After a good 10 mins (and a cup of coffee) I realised I'd been a very silly boy and mirrored my laptop's files over the hard disk in my backup drive, not usually a problem except I'd archived a bunch of 2008 photos to it (try several thousand...) and these were now deleted and partially written over. As you can imagine, I panicked...

Now before I get lots of posts suggesting ways to prevent this, or recover the files, bear in mind I was an IT guy for 15 years. I SHOULD know better. But - the bottom line is that we ALL make mistakes, and we ALL lose files sometimes. Backups are essential to minimise the risk of this, but sometimes, things just go wrong...

I accept this fully; I made a dumb, tired mistake - I should have wrote a little script that I clicked on each time -to avoid any dumb, tired mistakes... But I didn't.

As a result I lost some files. I managed to recover an awful lot using a wonderful free file recovery program called Undelete Plus, which I would have no hesitation in recommending, should you ever find yourself in the unfortunate position of having deleted/lost files.

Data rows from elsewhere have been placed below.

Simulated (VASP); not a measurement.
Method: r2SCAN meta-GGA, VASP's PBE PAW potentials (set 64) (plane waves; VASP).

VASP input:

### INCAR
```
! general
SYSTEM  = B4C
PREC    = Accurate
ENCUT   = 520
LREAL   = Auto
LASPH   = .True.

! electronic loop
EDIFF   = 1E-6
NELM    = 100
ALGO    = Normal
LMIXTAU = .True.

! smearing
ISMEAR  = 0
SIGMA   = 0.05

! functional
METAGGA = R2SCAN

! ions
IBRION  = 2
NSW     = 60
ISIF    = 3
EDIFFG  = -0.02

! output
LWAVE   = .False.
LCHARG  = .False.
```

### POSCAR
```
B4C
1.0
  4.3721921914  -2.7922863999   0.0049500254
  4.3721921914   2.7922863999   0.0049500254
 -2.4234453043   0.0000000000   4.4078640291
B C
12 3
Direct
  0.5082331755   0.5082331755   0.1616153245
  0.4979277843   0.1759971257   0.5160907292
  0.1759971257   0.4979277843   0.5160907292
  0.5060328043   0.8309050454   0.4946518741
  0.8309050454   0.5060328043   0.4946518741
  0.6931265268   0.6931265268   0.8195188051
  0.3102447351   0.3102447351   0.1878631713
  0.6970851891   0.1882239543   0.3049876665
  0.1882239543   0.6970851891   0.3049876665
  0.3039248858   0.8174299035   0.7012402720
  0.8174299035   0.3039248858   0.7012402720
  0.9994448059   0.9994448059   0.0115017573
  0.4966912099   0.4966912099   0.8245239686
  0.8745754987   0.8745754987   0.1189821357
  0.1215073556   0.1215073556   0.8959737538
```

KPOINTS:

But here's the thing. I realised that most of the files I lost were worthless - RAWs I'd never need to process, or look at ever again. And of the more "valuable" ones - well - it made me realise that I can't bask in past glories forever, constantly playing with old "great shots" I took at rock festivals or other memorable events. As a photographer, as an artist, as a creative creation, I am only as good as the last thing I did. If I don't keep taking photos I am no longer a photographer (good or bad!). I *was* a photographer.

So in a way I'm quite GLAD I had this upset - it's made me think ahead, and "archive" my past achievements. Bring on the jobs, the magazines the degree - I'm ready!

And this time I'll be backing up my photos properly too!

Friday 13 February 2009

Up and running!

I finally got my bank account sorted, and Paypal linked and FINALLY I am selling some work on eBay!!!

Very exciting. Also very scary. If you feel sorry for me go and have a peek eh? Gawdblessya!

Snow Good, I Can't Do Winter Landscapes...


Just been trekking around in my 4x4 trying to take photos (emulating one of my heroes, Kieran Dodds on the DVD that came with the EOS cameras!). Snow everywhere - I drove, I walked, I climbed, I sat. No muse, no inspiration, no excitement...


I love portraits. I love rock music photography. I want intense, exciting moments. I just don't seem to be able to find the inspiration to photograph a lump of mud and clay and rock, covered in white stuff. I even took to turning the camera on myself and pulling faces...


Maybe I was just meant to shoot people?

Thursday 12 February 2009

Self Portraits And Me...


Luke The Guitarist
Originally uploaded by Luke Y
One of the things I've recently been challenged on as a photographer - is that there are not that many photos of me. This stems from a childhood hatred of having my picture taken, but I plan to overcome this. An old chum recently advised me to participate in "Self Portrait Thursday" on Flickr - and I have to admit I'm enjoying it!

So far the photos are very staged, or attempting to make people laugh; they don't feel like "me" yet. But they are forcing me to be a little more "introversial" than I care to be usually - and I guess it's something to work on - it's nice to have a personal goal like this!

My first blog

Am just finding my way in the world of Bloggerising. I am a 35 year old freelance photographer, based in the South East of the UK, and am trying to promote my photography work, using the power of the InterWeb...

Not getting to do a lot of photography at present - there's a LOT to consider when setting up a business!